23 November 2010
Justice won't come easy for the victims of Maguindanao massacre as long as warlordism and violations of human rights remain rampant in this country, according to labor group Partido ng Manggagawa (PM). The group joined the November 23 Movement in today’s commemoration of the Maguindanao massacre held in Mendiola.
PM Secretary General Judy Ann Miranda said the culture of impunity attached to warlordism is reinforced further by the government's weak adherence to human rights, or worse by its complicity to the crime as shown in the Maguindanao case.
"The long and protracted prosecution of the main suspects in the massacre is no doubt painful for the victims with the expected delay in the rendering of justice. But the most agonizing part of it as far as the whole nation is concerned is when we see the apparent failure of the government to curb the warlordism common in many places, notwithstanding the fact that human rights are continuously being violated in our country," said Miranda.
The labor group pointed out that as long as private armed groups identified with known warlords and politicians all over the country are not neutralized then the sacrifice of the lives of 58 victims, many of them journalists, was for nothing.
"The best that the Aquino government can do on this case is to ensure the victims that justice would come soon and the country feel the guarantee that human rights are well protected under this administration," added Miranda.

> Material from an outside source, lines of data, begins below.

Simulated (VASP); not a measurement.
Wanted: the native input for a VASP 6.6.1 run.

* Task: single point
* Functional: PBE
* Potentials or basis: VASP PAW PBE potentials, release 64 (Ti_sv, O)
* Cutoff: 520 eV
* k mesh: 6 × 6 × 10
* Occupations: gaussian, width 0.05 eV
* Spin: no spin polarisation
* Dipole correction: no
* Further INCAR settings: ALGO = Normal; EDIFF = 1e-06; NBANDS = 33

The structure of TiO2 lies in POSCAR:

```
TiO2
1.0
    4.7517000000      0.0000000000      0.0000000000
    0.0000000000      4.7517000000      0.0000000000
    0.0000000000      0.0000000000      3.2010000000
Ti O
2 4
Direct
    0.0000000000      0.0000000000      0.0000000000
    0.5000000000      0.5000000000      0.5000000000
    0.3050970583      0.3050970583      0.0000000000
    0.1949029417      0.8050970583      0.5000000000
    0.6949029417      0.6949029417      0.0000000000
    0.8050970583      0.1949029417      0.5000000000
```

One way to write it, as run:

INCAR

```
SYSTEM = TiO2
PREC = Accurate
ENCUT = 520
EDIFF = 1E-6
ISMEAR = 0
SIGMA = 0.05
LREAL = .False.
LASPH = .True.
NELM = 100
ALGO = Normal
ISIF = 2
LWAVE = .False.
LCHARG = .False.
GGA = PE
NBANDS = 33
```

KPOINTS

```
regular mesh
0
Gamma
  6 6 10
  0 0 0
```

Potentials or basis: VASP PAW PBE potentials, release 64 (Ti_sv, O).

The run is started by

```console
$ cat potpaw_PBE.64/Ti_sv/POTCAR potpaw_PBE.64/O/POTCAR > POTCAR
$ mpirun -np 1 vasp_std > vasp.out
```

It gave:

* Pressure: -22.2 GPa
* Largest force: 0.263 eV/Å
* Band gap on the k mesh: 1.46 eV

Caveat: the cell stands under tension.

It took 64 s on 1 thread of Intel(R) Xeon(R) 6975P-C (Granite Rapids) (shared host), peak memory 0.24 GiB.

State sanctioned labor rights violation, the group said, is a vivid example of how culture of impunity is reinforced.
"A backhoe was used to bury the victims of the Maguindanao massacre while a Baldozer was utilized in the massacre of regular jobs at PAL. If the government tolerates contractualization as a valid management prerogative, then employers are further emboldened to use the scheme to exploit workers as shown in the case of PAL and many other companies," concluded Miranda.